NI-SLAM is a novel visual SLAM method for the warehouse robot with a single downward-facing camera using ground textures. Traditional methods resort to feature matching or point registration for pose optimization, which easily suffers from repetitive features and poor texture quality. In this paper, we present a robust kernel cross-correlator (KCC) for robust image-level registration. Compared with the existing methods that often use iterative solutions, our method, named non-iterative visual SLAM (NI-SLAM), has a closed-form solution with a complexity of O(N log N). This allows it to run very efficiently, yet still provide better accuracy and robustness than the SOTA methods. In the experiments, we demonstrate that it achieves 78% improvement over the SOTA systems for indoor and outdoor localization. We have successfully tested it on warehouse robots equipped with a single downward camera, showcasing its product-ready superiority in a real operating area.

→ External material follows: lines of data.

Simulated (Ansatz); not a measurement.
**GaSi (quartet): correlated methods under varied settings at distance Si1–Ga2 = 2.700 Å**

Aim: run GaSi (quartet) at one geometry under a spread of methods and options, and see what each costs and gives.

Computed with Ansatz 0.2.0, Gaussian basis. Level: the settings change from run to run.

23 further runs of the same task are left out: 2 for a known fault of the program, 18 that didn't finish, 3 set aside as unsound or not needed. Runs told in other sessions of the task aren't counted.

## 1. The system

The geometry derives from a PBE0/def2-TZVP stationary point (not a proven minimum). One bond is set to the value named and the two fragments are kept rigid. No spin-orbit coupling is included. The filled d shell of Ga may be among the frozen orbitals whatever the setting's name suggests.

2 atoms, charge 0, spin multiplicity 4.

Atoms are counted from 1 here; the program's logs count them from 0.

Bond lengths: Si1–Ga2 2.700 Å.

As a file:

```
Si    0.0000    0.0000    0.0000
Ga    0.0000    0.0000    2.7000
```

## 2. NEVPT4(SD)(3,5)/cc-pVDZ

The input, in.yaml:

When deploying visual SLAM in warehouse robots, numerous hurdles must be overcome. On one hand, in environments like the one showed bellow, where multiple robots collaborate to transport goods within the warehouse, the high dynamism often leads to visual localization errors. On the other hand, warehouses are typically vast, causing static features to be distant from the camera and reducing visual SLAM system accuracy. To address this, we presented NI-SLAM for the warehouse robot using ground textures, which includes non-iterative visual odometry, loop closure detection, and map reuse. Our system can provide robust localization in dynamic and large-scale environments using only a monocular downward-facing camera.
The pipeline of NI-SLAM is showed bellow. Our inputs comprise grayscale images taken by a camera mounted to face downward. The outputs are 3-DOF camera poses, specifically 2-DOF translations and rotation. The entire workflow is simple: The initial frame is designated as the first key-frame; Upon capturing a subsequent frame, the relative motion between the present and the key-frame is determined; Leveraging the estimated relative pose and its confidence, a new key-frame is chosen and integrated into the map; Subsequently, we identify its neighboring key-frames within the map, aiming to pinpoint a loop closure; If a loop closure is detected, we execute a pose graph optimization to minimize the drift error.
We also present a robust kernel cross-correlator (KCC) for robust image-level registration. Compared with the feature-based methods, KCC can achieve more robust and accurate estimation on the ground with few features or repetitive patterns.
The figure below shows the comparison of data association of ORB, SIFT and KCC. Since KCC operates as an image-matching technique, its estimation is graphically represented with the normalized confidence on the vertical axis, while the horizontal axis details the corresponding movements in rotation and translation. It can be seen that KCC consistently demonstrates accuracy and stability across diverse ground textures. This is evident from the distinctly pronounced peaks that tower significantly over other positions. However, the performance of feature-based methods fluctuates. They show commendable results on textures enriched with unique corners, such as in the sequence of “parking place”, and “workroom linoleum”; while struggling to detect a sufficient number of matches in the sequence of “doormat”, “garage concrete”, and “terrace pavement”. On the “kitchen” texture, they fail to even detect an adequate number of features.
The VO comparison and loop detection experiment are showed below. It can be seen that our system achieve better performance than the SOTA ground-texture-based localization system. Besides, the pose errors are significantly decreased after the loop correction, which shows that the effectiveness of the proposed loop detection method.
Live Mapping Demo
We showcase a real-time mapping demonstration with loop detection and correction. This data is gathered in a warehouse setting by an Automated Guided Vehicle (AGV). We maneuvered the robot along a rectangular trajectory (highlighted by the green line) to initiate and stop at the identical location (indicated by the red square), effectively creating a loop. Images from this path are then composited using the pose estimates produced by NI-SLAM, both without (on the left) and with (on the right) loop correction. Due to the drift error, the stitched map without loop correction exhibits noticeable blurring, which is eliminated on the right. This clarity underscores the effective elimination of drift errors and the precise pose corrections.